When he was 16 years old, Mike Keating took a job at Star Supermarkets, a Rochester-based grocer battling Wegmans pound for pound. But when Peter J. Schmitt bought Star in 1982, the West Seneca food wholesaler made a mess of things.

Among other mistakes, it stocked Fuji film in the heart of Kodak country.

"They didn't understand Rochester. They figured it was 60 miles away, how different could it be?" Keating said. "They also didn't understand Bob Wegman."

The chain went under. Keating, fresh out of business school at SUNY Albany and out of a job, went to work for the competition.

Now, more than four decades later, he runs Wegmans' Buffalo division as the region's senior vice president.

Q: What do you mean Peter J. Schmitt didn't understand Bob Wegman, the second-generation president of Wegmans at the time? 

A: They really kind of threw a gauntlet down back then and he was such a competitor. I mean nothing turned him on like a competitive challenge. It turned into quite the battle – for a very short period of time. The skirmish didn't last long.

Q: How did he come out on top?

A: I think just understanding the customer better than his competitor did. Not trying to follow the rest of the industry, always trying to lead; continuing to reinvent our company to position us as we are today to compete with different tools than our competitors might have.

Q: Now you guys are heading into new markets and you're the ones with the learning curve. How do you make sure you're not making any of those mistakes?

A: Well, I think we're taking the best of what Wegmans is and understanding the unique environment that we're in.

Let's take Raleigh. That's our next adventure. The woman who's opening up the first store has probably been rooted there the past 18 months and has spent a lot of time there the past few years really getting to understand the market and the language, helping us understand what's important to people in that market and how to adapt to that. We still take the core of what our program is and what we think we're good at and try to adapt that to what the consumer is looking for.

Q: What kinds of things was she doing there?

A: Really living there. Eating there, shopping there, talking to her new neighbors. There's some formal research, too, but it's more about people just immersing themselves in each community that we're in and making sure that we're giving those folks what they're looking for.

A lot of the people that were rooted and raised here have been transplanted to these markets. We discovered after we went in that you have to have Weber's mustard, Sahlen's and Zweigle's. Those niche items will always be important to our customer. If they are that unique, if they're that important to the customer, you won't ever see us take that stuff away.

If there's an item where we think we can do a better job, where the customer is underserved, that's where you'll see a Wegmans brand product, because we see an opening in that particular category. I think hopefully you've seen in our stores that partnering with local manufacturers – some small local producer – is really important to us.

Where others as they get bigger are backing away from that, I see it becoming more and more important to us as we expand.

Q: It seems like that would be a challenge as you grow.

A: It is. I got an email last night. We're looking at a local coffee manufacturer, Golden Cup, located in Buffalo. Our coffee buyer last night was telling me that he was looking at the same kind of supplier at seven or eight different markets right now. There are unique brands in every market that people have grown up on and are important to them.

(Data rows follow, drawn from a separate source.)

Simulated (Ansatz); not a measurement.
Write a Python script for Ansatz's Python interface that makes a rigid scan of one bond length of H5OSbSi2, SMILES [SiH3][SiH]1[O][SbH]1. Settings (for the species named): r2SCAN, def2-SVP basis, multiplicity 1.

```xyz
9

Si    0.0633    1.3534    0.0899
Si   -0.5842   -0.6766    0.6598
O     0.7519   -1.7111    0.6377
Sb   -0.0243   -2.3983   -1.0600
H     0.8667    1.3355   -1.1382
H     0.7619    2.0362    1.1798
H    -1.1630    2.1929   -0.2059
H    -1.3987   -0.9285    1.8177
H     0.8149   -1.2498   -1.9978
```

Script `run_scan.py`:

So yes, it's a complexity, but we think it's important to chase down those unique relationships and expand those categories that are important to people.

Q: It seems like you're growing faster than you have before.

A: I'm not sure that we're really growing faster because we still only open two to three stores a year. We're entering new markets, so maybe that makes it look like it because it gets more attention.

We understand that our brand – I don't know if I really love that word, but – who we are is so important that we protect that fiercely and try to make sure we take that culture and shopping experience to other markets as quickly as we can without diluting it in any way.

Q: How does Wegmans figure out what customers want?

A: The family travels to where trends begin. Like the research that our manager is doing in a new territory, they're doing with food trends. They're seeing what's hot on the West Coast, what people are really interested in and trying to bring those things to our customers.

I think it's a mix of science and feet on the street, if you will. We've got 50,000 employees, and I think if you had to weigh it, what our people bring back to our senior leadership and the family is even more important than the science. They're talking to the customers every single day.

The family tells me all the time how important it is that we listen to our customers and our people. Danny says all the time, "What are the trends in your families? What does your family think is missing?"

Wegmans has established a culture where a person pushing a cart out in the (parking lot), they know they're relevant and their opinion matters. If they know a part of their job that could improve, they know there's someone who's going to listen.

Q: You're on the board at Niagara University's Food Marketing Center of Excellence. Seems like a great way to stay connected to the next generation coming into your field.

A: I've been doing this a long time. The changes that are happening now are so exciting. Connecting to a university with the Center of Excellence, I think we can stand in front of our young people now and say the food industry isn't stodgy, it's cool.

True innovation, true technology has really hit us. I can't imagine a more exciting time or a more exciting industry to choose.